No More Nomophobia

A conversation with one of my colleagues steered towards a discussion an addiction to mobile phone use. In fact, when I reflected on it later, I recalled that when I leave house for work, I check my pockets to ensure that I have carried my mobile phone. It is become a routine. If I have forgotten it, something feels missing. And when I realize that I have forgotten my mobile phone and I am far away to return to get it, I catch myself cursing me. I feel uncontactable (as if mobile phone is the only way to contact me), unconnected, incomplete, hampered, inconvenienced, in short, debilitated. This dependency on the mobile phone and the related anxiety without it is going unnoticed in people’s lives.

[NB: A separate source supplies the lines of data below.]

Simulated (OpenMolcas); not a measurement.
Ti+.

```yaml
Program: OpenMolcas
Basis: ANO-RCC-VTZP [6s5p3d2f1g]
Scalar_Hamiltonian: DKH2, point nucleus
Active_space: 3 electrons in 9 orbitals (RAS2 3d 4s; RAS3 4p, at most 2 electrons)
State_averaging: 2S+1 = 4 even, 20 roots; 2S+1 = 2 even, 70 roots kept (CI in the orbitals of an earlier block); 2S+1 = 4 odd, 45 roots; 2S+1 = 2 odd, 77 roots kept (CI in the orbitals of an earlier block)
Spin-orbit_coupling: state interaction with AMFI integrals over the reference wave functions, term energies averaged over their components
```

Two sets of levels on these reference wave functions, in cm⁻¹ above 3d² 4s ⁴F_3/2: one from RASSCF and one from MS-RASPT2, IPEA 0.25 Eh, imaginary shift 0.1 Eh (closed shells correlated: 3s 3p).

It is not just me. Nomophobia is on the rise. Nomophobia (No Mo-bile Phone Phobia) is a term that describes a phenomenon notices in people where they fear being without a mobile phone or without mobile phone contact. It is a type of psychological and physical dependency on the mobile phone. Numerous research studies are being carried out on this subject.

Source: Hubpages-The rise of Nomophobiahttps://hubpages.com/technology/Nomophobia-on-the-Rise-Statistics-and-Studies-Reveal-the-True-Story

Do you think that you could be part of this statistic? I tried the following three tactics to start with, to detox myself of this phobia. It indeed helped. Now I feel I do not miss much if I do not have my mobile phone with me during these times. Not a bad beginning, I think. So here are my methods. You can try these or think of your own.

  1. Get a real alarm. Keep the mobile phone 5 feet away from your bed at night.
  2. Keep the mobile phone away when you are eating your meals.
  3. Set times when you will use your mobile phone.

Do send it your replies with ways that you think will be helpful for a detox from nomophobia.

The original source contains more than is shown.